Monday, August 3, 2015

Text Explores Meanings of Sculpture in Roman Culture


Yaron Eliav leverages expertise in Jewish studies and archaeology to serve as an associate professor of Rabbinic literature and Jewish history of late antiquity in the Department of Near Eastern Studies at the University of Michigan. The award-winning author of God’s Mountain: The Temple Mount in Time, Space, and Memory, Yaron Eliav has also edited a number of volumes, such as The Sculptural Environment of the Roman Near East: Reflections on Culture, Ideology, and Power.

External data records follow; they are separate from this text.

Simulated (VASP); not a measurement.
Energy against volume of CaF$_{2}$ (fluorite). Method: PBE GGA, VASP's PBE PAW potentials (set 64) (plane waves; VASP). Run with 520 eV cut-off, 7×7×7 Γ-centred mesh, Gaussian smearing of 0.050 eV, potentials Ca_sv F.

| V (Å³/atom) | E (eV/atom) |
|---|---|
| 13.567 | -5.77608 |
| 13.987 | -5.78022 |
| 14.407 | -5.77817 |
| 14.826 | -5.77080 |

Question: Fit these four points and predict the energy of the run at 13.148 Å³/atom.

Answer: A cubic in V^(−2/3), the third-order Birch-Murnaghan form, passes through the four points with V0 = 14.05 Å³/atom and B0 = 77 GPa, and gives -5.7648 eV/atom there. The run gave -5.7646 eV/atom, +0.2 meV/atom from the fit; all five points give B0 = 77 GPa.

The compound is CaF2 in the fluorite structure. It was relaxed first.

The text explores the concept that public sculptures served as “mass media” in Roman culture as they occupied urban centers across the empire. According to the text, the sculptures were a “plastic language” that worked to convey religious, social, and political messages to the public. The book utilizes a wide range of ancient sources to analyze the various and even contradictory functions and meanings of statues in the complex Roman Near East society.

To generate the text, 28 scholars, archaeologists, and arts historians combined their knowledge of Greco-Roman, Christian, and Jewish culture. The multi-disciplinary experts also addressed Roman sculpture in the wider context of antiquity so as to reexamine existing academic consensus on various matters, such as the longtime “conflict” between Christianity, paganism, and Judaism.